The design decision in question is: what to do with empty values in flow-style?

Suppose we support empty values. The problem we then have is that it’s ambiguous whether [] is an empty list or contains a single empty string. We certainly want to be able to represent empty lists/objects with this syntax (because it’s otherwise not possible to), so it then becomes impossible to represent a list containing a single empty string in flow-style.

One possible solution to this is to allow trailing commas in flow-style, and require a trailing comma to mark an empty value at the end of a flow-style list (or object). That is, [] is an empty list, [,] is a list containing a single empty value ([""]), [1,]["1"], etc.

The argument against this goes as follows:

  • If you accept that empty values are permitted, at first glance [,] looks like a list containing two empty values (since the main purpose of the comma is as a separator), and similar for larger lists
  • The common reason for allowing trailing commas (to minimise diffs when adding elements over multiple lines) does not apply in NestedText, since flow-style is restricted to a single line - i.e. trailing commas would only be serving the purpose of delimiting empty values
  • One of the main goals of NestedText is to be “easily understood and used by both programmers and non-programmers” and that “people can understand it by looking at a few examples and they can use it without without needing to remember any arcane rules”
  • Therefore we should prioritise readability and not overload the comma separator as an end-of-list delimiter

If we decide that trailing commas should be disallowed (and in absence of the introduction of another way to indicate empty values at the end of lists), we’re left with two options:

  • Don’t allow empty strings in flow-style at all
  • Allow empty strings in flow-style, but accept that there’s no way to represent [""] because [] is empty and [,]["", ""]
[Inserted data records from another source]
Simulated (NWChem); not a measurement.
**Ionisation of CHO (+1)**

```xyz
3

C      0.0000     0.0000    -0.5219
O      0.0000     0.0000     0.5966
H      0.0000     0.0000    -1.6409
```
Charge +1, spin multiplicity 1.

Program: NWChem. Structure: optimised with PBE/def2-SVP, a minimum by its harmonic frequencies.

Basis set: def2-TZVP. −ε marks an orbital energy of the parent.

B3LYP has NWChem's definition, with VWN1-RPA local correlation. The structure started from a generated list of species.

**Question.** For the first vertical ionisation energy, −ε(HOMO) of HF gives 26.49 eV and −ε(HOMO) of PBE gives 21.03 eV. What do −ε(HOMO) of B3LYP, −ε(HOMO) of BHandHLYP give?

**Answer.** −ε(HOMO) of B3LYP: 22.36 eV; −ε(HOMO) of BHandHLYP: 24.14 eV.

An example where allowing empty strings in flow-style can be significantly more compact is below (inspired by freezerbox/test_fields.nt at master · kalekundert/freezerbox · GitHub):

given: ""
expected:
    {by_index: [,], by_name: {}}

otherwise having to be written as

given: ""
expected:
    by_index:
        -
    by_name:
        {}

Similarly, representing a medium-long list of short values (which may be empty strings) is well-suited to flow-style, e.g. a list of ‘falsey’ values: [ , 0, null, false, [], {}].

Any thoughts?

Yeah, so a primary use is config files. My config struct for Zterm uses multiple taggged unions, several of which have a field which can be void, while also having fields which can hold a value. Someone else might very much want to use a simple optional type.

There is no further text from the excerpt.